Economic Environment: Unemployment Still High Despite Improvementpublished by T Rowe Price
At the end of March, Federal Reserve Chairman Ben Bernanke said that the Fed's low interest rate policy is likely to remain in place a while longer to combat lingering problems in the labor market. The jobs market has been strengthening in recent months, but the unemployment rate is still high and may not fall much lower without stronger, sustainable economic growth. The situation calls for "more rapid expansion of production and demand from consumers and businesses," according to Bernanke, "a process that can be supported by continued accommodative policies." Underscoring Bernanke's delicate balancing act, February durable goods orders rose 2.2%, with shipments of core capital goods, excluding defense and aircraft, contributing 1.2% to the total advance. Consumer spending also went up in February by the largest amount in several months, but incomes barely grew, and the savings rate fell to its lowest level in more than two years. Other data indicate that the second quarter of the year might enjoy stronger economic growth than the first quarter, largely due to an improvement in capital equipment spending.

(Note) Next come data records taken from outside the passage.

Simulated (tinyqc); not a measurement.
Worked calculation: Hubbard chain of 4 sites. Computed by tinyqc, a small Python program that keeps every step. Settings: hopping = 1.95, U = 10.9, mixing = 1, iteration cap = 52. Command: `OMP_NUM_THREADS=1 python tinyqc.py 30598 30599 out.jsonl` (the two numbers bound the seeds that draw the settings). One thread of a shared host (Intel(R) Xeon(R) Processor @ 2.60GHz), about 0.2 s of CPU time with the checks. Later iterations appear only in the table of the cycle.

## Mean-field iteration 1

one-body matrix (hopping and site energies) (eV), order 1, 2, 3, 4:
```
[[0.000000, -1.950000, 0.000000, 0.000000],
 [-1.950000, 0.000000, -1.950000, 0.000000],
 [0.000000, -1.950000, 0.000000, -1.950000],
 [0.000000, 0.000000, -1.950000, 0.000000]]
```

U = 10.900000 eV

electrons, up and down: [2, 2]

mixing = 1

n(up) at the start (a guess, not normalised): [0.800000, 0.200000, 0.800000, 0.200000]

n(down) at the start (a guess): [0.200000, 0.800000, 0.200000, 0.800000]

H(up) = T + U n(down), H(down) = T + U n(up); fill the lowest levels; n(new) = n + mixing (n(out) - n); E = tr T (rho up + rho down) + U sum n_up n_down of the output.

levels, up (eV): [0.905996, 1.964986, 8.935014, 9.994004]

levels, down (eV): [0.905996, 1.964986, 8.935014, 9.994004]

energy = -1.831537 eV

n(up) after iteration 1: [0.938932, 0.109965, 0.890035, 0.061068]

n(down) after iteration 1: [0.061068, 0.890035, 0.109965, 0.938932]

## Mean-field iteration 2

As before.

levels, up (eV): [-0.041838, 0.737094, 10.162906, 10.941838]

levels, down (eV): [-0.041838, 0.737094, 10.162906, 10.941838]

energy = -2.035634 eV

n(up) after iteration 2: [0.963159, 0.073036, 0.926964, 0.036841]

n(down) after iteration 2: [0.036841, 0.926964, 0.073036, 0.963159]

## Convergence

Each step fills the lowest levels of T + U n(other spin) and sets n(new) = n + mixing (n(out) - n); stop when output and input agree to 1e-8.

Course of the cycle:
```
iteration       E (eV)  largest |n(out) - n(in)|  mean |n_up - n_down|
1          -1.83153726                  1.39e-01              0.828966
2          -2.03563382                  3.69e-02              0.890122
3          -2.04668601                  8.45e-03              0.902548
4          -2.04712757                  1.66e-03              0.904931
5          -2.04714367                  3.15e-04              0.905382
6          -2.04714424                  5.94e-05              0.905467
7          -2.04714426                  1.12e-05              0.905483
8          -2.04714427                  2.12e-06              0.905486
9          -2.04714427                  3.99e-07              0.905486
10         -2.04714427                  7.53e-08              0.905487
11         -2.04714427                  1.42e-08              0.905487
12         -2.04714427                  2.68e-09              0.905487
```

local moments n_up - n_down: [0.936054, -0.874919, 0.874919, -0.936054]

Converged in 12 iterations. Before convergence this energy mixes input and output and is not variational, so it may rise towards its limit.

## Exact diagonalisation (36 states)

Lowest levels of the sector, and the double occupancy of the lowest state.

In the labor market, the number of Americans claiming initial unemployment benefits dropped to a four-year low during the quarter, offering further evidence that the jobs market recovery is gaining traction. In housing, new single-family home sales fell in February, but a jump in prices to their highest level in eight months fueled hopes for a housing market recovery. A recent rise in interest rates has put upward pressure on mortgage rates, suggesting that the time to buy or refinance a home at historically low rates may be behind us. Mortgage rates had been hovering at their lowest levels since the inception of long-term mortgages in the 1950s.